Iqaluit council approves permit for Nunavut’s $300 million airport project
P3 consortium offers to pay partial cost of Federal Road repairs
Iqaluit City Council cleared the way for the start of construction on the territorial government’s new Iqaluit airport Dec. 18, after winning some concessions from the developer on fixing the Federal Road and other infrastructure tied to the $300-million project.
Conditions attached to the project’s development permit, which council approved unanimously, include paying some of the costs of re-paving and doing other work on the Federal Road and other roads leading to the new airport terminal, which will be located near the old Ukkivik resident building.
“That was a great added bonus for sure,” said Coun. Kenny Bell, chair of the city’s planning and development committee of the whole.
“They’re not going to pay for the whole thing, but they will pay for whatever extra would be caused by them,” he said, referring to additional vehicle traffic the Federal Road would carry after the new terminal opens.
Mayor John Graham estimated that up to “half a million people” would use the road each year, once the new terminal is completed in 2017.
“As to how many cars that equates to, I don’t know,” the mayor said.
Arctic Infrastructure Partners, the private developer who will build the new airport for the Nunavut government under a public-private partnership deal, agreed to do a traffic study to calculate these figures.
The study, according to conditions attached to the development permit, will “identify the road improvements required from the air terminal building to Four Corners” as a result of the airport upgrades.
The P3 group must also cover the cost of upgrades to water and sewer systems needed to serve the new terminal and other buildings at the site.
Permit conditions also state the city “will not accept construction waste” from the project “until a new solid waste facility has been opened and that alternate arrangements to deal with construction waste in the interim have been made.”
Asked by councillors about the P3 group’s plans for construction waste, project leader Steven Cole said this would be kept on site, covered, according to Canadian airport standards.
Costs of improvements to roads leading to the airport, specified as Federal Road from Four Corners to the new terminal, and Ungalliqpaat Crescent, will be made on a “pro-rata basis,” according to the agreement.
“This contribution will be calculated based on improvements required to address any additional peak traffic volume generated or arising” from the new air terminal building, “as identified” in AIP’s traffic study, the agreement says.
Once the traffic study is done, AIP and the city must agree on the amount of funding the developer will contribute to the road improvements.
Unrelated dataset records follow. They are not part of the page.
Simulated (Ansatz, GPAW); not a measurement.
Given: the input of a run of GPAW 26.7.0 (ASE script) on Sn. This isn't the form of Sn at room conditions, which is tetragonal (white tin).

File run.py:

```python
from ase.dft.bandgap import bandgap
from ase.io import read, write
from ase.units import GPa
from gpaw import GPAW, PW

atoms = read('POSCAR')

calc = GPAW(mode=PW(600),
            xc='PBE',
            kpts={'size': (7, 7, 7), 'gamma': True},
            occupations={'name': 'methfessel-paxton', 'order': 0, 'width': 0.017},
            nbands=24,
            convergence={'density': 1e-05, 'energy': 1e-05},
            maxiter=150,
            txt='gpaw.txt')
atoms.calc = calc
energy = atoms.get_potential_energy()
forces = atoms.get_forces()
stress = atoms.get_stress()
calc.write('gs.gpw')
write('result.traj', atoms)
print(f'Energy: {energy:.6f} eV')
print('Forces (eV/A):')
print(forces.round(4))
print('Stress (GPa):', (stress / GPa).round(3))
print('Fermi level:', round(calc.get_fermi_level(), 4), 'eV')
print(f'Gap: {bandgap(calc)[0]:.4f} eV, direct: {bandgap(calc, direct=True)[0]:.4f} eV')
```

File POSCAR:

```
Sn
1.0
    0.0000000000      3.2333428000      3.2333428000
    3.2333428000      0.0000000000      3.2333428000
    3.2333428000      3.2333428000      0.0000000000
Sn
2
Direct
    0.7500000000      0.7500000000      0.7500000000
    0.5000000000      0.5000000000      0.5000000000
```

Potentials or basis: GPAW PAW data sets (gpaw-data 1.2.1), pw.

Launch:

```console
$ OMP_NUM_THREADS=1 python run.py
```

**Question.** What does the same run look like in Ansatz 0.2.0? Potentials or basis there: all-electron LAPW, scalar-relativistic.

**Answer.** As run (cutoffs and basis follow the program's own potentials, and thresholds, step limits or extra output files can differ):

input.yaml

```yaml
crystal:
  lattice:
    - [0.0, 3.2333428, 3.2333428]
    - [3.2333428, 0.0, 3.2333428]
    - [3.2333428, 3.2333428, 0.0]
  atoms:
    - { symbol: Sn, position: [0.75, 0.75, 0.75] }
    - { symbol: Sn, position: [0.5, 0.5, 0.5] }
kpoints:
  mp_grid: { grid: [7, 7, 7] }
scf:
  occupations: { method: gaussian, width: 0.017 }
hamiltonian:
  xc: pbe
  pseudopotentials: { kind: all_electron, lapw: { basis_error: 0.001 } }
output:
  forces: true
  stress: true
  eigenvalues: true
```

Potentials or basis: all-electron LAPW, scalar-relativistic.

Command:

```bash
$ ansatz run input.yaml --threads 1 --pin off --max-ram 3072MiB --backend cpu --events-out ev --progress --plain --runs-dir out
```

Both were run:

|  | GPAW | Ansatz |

“The city would enter into an MOU [memorandum of understanding] with the applicant just to make that clear,” said Mélodie Simard, interim director of planning and development for the city.
Road improvements would be carried out after all construction at the airport is done, the mayor said, “because there’s going to be a lot of heavy equipment moving back and forth, and that really takes a toll on the road surface condition.”
“So operationally, that should be the last thing we do,” added Graham, who served as manager of Iqaluit Airport from 1996 to 2012.